It is experimentaly true that a material keep with same temperature at fusion? If I have some amount of ice, and I give to it heat in order to turn it to water (and by the relations in thermodynamics we expect that an specific amount of heat is sufficient and necessary to transforms ice on water).
If experimentally we give the mentioned quantity of energy, we really get an system at the end of procedure that is only water with 0°C?
There is some article that can I read?
Thank you.
 A: Yes, you will put energy into the system and the temperature will stay the same. This energy is needed for the crystal structure to be dissolved. I grant you that it is a strange thought indeed!
In a microscopic scale, the energy of each particle is not the same. If you take liquid water at room temperature, not every single molecule will have the same kinetic energy. That is distributed according to the Maxwell-Boltzmann distribution. Macroscopic quantities like the temperature only have a meaning when averaged over many many particles.

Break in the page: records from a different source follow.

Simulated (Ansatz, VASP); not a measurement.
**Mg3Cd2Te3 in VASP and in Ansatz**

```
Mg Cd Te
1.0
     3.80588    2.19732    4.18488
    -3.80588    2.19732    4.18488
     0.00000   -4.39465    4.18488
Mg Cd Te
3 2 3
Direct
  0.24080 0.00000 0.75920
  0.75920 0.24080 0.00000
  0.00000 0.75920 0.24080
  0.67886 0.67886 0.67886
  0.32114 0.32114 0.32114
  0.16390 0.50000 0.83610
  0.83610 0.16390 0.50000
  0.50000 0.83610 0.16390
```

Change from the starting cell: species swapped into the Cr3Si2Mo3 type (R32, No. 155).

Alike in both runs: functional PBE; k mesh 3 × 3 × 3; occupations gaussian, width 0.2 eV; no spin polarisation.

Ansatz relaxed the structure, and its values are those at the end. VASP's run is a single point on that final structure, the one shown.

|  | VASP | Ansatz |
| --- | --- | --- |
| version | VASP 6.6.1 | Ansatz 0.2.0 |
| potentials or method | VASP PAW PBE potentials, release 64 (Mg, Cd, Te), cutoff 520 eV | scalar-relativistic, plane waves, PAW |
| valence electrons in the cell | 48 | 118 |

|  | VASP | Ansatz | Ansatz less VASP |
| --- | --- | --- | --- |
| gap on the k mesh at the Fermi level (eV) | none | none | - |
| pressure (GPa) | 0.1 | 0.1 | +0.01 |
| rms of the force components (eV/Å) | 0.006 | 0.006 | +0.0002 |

Cold ice is not completely solid. There are a couple of molecules which are “liquid”. The quotation marks are because a single particle has no phase in this sense. Single molecules can get stuck to the crystal or break free from it. The important thing is that the probability of breaking free will become smaller and smaller when the temperature decreases. At the melting point the chance of breaking free and getting stuck is the same. So you can change the system by inserting heat and make more molecules break free.